Figure 3: A screen with a number pad used to enter the student's ID number and security code. This screen is similar to what might be found in an automated transaction machine.

Figure 4: An on-screen keyboard arranged in standard QWERTY order.

Figure 5: A screen showing a map of the campus, where touching the individual buildings brings about information about each building.

Figure 6: Screens where the "buttons" are represented by graphic devices which are randomly arranged on the screen for esthetic effect. In this case, the buttons appear as beach bubbles coming from the figures scattered around on the screen.

All told, the kiosk demo program has over 100 screens, almost all differing from the others. The objective was to make all of the screens accessible without changing the layout on any of the screens.

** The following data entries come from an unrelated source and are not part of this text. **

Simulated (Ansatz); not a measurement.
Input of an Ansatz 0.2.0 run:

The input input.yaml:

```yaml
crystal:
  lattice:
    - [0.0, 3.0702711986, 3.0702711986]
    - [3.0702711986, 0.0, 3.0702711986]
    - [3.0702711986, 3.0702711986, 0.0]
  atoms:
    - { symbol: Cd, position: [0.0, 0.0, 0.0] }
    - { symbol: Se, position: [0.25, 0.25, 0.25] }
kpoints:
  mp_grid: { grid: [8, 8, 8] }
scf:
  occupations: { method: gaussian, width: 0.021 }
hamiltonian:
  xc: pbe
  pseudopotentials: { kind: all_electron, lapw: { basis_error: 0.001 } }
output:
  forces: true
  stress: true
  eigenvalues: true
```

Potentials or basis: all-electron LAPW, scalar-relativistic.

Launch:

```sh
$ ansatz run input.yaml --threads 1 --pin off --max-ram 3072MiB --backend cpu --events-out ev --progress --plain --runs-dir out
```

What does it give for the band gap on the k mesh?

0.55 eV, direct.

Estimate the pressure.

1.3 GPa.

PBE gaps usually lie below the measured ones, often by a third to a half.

Integrating the Components: Experience with Users

The prototype, which has been in development for the past year, has been used by over 100 individuals with low vision or blindness. Since a primary interest in the initial design was the ability of novice users to access and use it, the prototype was taken to five major disability conferences, including three on blindness, in order to get a large number of individuals unfamiliar with the design. In addition to providing a very rich environment for people to try the device, the conference environment also provided a somewhat noisier environment, more akin to that which would be encountered in actual public settings.

As users were presented with the kiosk, the basic operation was explained to them, but not the layout of the screens. The users were then asked to carry out various tasks, such as:

Finding the Personal Information section, entering their phone number as a student number, and passing through the security screens;

Finding out where the restrooms were located in Building 4 on campus, which required them to find and navigate through the campus map; and

Going into the Directory Search screen and entering their name, which required them to operate an on-screen QWERTY keyboard.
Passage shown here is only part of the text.